Appellants appeal from summary judgment in favor of respondent on respondent’s petition to enforce mechanic’s lien filed against real estate in Jefferson County. Defendant Selbah Properties, Inc., the developer, and appellant-defendants Douglas Draper, trustee for Hillsboro Title Company, Hillsboro Title Company, Inc., a beneficiary under a deed of trust, Michael *880Nava, trustee for Boatmen’s National Bank of Hampton, and Boatmen’s National Bank of St. Louis, a beneficiary under a deed of trust, all have or had some interest in the real estate. Finding no issue of material fact before it, the trial court entered a judgment in favor of respondent as a matter of law. On appeal appellants argue that respondent’s mechanic’s lien is invalid because respondent failed to provide the owner with the required statutory notice pursuant to RSMo § 429.012.1 (1986). We affirm.

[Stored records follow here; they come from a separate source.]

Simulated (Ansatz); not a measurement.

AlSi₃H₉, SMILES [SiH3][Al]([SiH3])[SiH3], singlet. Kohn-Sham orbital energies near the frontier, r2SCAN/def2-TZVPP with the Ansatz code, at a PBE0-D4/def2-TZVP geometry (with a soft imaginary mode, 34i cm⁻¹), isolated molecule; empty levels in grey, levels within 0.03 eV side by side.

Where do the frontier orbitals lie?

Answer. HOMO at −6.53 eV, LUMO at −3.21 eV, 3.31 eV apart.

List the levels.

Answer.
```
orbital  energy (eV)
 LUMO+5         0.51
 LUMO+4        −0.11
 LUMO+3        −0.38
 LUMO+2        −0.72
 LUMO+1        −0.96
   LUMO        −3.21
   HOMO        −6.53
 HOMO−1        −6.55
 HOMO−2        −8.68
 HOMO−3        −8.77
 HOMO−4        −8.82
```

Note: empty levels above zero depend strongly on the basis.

Respondent and appellants stipulated as to the relevant facts and both moved for summary judgment. After reviewing all pleadings, answers to interrogatories, requests for admissions and respondent’s motion for summary judgment, and having no opposing affidavits before it, the trial court found no issue of fact existed and entered judgment in favor of respondent as a matter of law. Summary judgment was proper for there was no issue of fact before the trial court. Hill v. McDonald’s Corp., 709 S.W.2d 169, 170 (Mo.App., E.D.1986). We therefore review for error of law.
On January 23, 1985, respondent Over-berg Decorators entered into a contract with defendant Selbah Properties for the delivery of certain labor and materials to a condominium development owned by Sel-bah properties. Respondent agreed to furnish building material and labor for the construction, installation and finishing of dry wall, painting, parquet flooring, carpeting, tiling, and labor and materials for the repair of water damage, in exchange for the payment of money by Selbah. Respondent fully performed under the contract. Selbah paid respondent all but $12,223 due under the contract. Selbah claimed only $11,643 was due respondent. Respondent reduced its claim to $11,643 for purposes of summary judgment on its petition to enforce the mechanic’s lien.
As a condition precedent to the validity of a mechanic’s lien, RSMo § 429.012 requires an original contractor to provide the owner with the following written notice with or prior to the first invoice:
NOTICE TO OWNER
FAILURE OF THIS CONTRACTOR TO PAY THOSE PERSONS SUPPLYING MATERIAL OR SERVICES TO COMPLETE THIS CONTRACT CAN RESULT IN THE FILING OF A MECHANIC’S LIEN ON THE PROPERTY WHICH IS THE SUBJECT OF THIS CONTRACT PURSUANT TO CHAPTER 429, RSMo. TO AVOID THIS RESULT YOU MAY ASK THIS CONTRACTOR FOR “LIEN WAIVERS” FROM ALL PERSONS SUPPLYING MATERIAL OR SERVICES FOR THE WORK DESCRIBED IN THIS CONTRACT. FAILURE TO SECURE LIEN WAIVERS MAY RESULT IN YOUR PAYING FOR LABOR AND MATERIAL TWICE.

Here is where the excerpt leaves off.